Bigeye on Thursday announced a $45 million in Series B funding, just six months after securing a $17 million Series A round.
Coatue led the new investment that included existing investors Sequoia Capital and Costanoa Ventures. Together, the San Francisco-based company has brought in a total of $66 million, which also includes a $4 million seed raised last May.
The company’s technology automatically recommends and monitors data quality, for example telling customers what kind of data metrics to collect and alerting customers if there is an issue like when one of their ordering systems is down before it becomes a bigger problem.
Usage of the platform has doubled in each of the last four quarters, and the company also brought on new customers, like Clubhouse, Recharge and Udacity, prompting co-founders Kyle Kirwan and Egor Gryaznov to consider another round of funding. The co-founders met while at Uber and worked on similar data quality issues.
“We really started out wanting to fix the problem for people in our shoes, but we didn’t anticipate the quiet demand,” CEO Kirwan told TechCrunch. “Even in the Series A, there was demand, and to go after it, we needed to grow our engineering team even faster. There is so much to do on the product — we have the nugget of the product today, but we want to go further like explore when we detect data outages, how to prevent them the next time and how better to communicate them to the right person.”

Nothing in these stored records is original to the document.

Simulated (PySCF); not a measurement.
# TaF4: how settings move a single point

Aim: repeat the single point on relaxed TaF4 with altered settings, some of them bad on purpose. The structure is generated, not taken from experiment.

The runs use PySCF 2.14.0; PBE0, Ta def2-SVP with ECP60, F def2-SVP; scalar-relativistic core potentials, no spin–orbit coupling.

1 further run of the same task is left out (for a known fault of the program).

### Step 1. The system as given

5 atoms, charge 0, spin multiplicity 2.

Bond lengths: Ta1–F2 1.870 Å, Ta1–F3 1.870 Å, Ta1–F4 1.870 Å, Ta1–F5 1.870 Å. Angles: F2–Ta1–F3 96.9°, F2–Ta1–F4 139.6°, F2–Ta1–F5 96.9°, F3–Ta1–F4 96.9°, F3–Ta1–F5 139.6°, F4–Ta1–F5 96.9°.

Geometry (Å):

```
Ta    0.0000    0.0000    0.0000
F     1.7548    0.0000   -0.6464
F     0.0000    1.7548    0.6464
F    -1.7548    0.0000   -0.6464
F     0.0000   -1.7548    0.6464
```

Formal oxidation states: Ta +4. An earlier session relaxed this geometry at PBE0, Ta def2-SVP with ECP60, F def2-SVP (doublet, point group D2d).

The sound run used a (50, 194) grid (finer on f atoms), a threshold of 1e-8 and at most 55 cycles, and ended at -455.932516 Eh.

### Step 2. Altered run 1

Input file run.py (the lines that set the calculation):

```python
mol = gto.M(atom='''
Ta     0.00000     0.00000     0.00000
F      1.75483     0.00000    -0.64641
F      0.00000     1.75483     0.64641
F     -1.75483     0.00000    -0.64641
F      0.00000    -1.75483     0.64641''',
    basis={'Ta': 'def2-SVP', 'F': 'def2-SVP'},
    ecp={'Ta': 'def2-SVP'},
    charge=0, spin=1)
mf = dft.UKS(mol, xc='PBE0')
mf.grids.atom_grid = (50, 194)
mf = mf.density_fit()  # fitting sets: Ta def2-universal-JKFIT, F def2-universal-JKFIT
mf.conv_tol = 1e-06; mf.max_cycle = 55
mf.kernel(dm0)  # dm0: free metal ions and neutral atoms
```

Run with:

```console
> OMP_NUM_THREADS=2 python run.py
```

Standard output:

In addition to engineering, the new investment will fund growth in product and go-to-market teams as well. Bigeye has 25 employees currently and Kirwan would like to see that be 40 by the end of the year.
Having started with automating a way to pay attention to the right signal coming from data, Bigeye is now shifting its attention to helping data teams communicate to the rest of their company when something isn’t working or broken.
Kirwan plans to invest in how to make it faster to get to the root cause so that data outages can be prevented in the future. In addition, the company is also examining repetitive tasks within a customer’s workflow to see if there is an opportunity for machine learning to automate it.
As part of the investment, Caryn Marooney, general partner at Coatue, is joining the company’s board. Coatue is one of Bigeye’s early customers; she was able to see firsthand what the platform could do.
Marooney said she was attracted to the team’s experience building data-quality monitoring to scale at Uber, its approach to helping data teams measure and improve their data quality and the high-level customers the company is serving.
Looking toward the future, she sees data monitoring and observability as a key component of the modern data stack. Rather than examine data once a quarter, companies are using it every day to make business decisions, and therefore, need a reliable method for collecting and utilizing the data.
“Before, if you had bad data, your dashboards would break,” Marooney added. “Today, bad data can disrupt your business. Bigeye was made by data teams for data teams, and we believe they’ve solved this reliability problem for the most data-centric businesses.”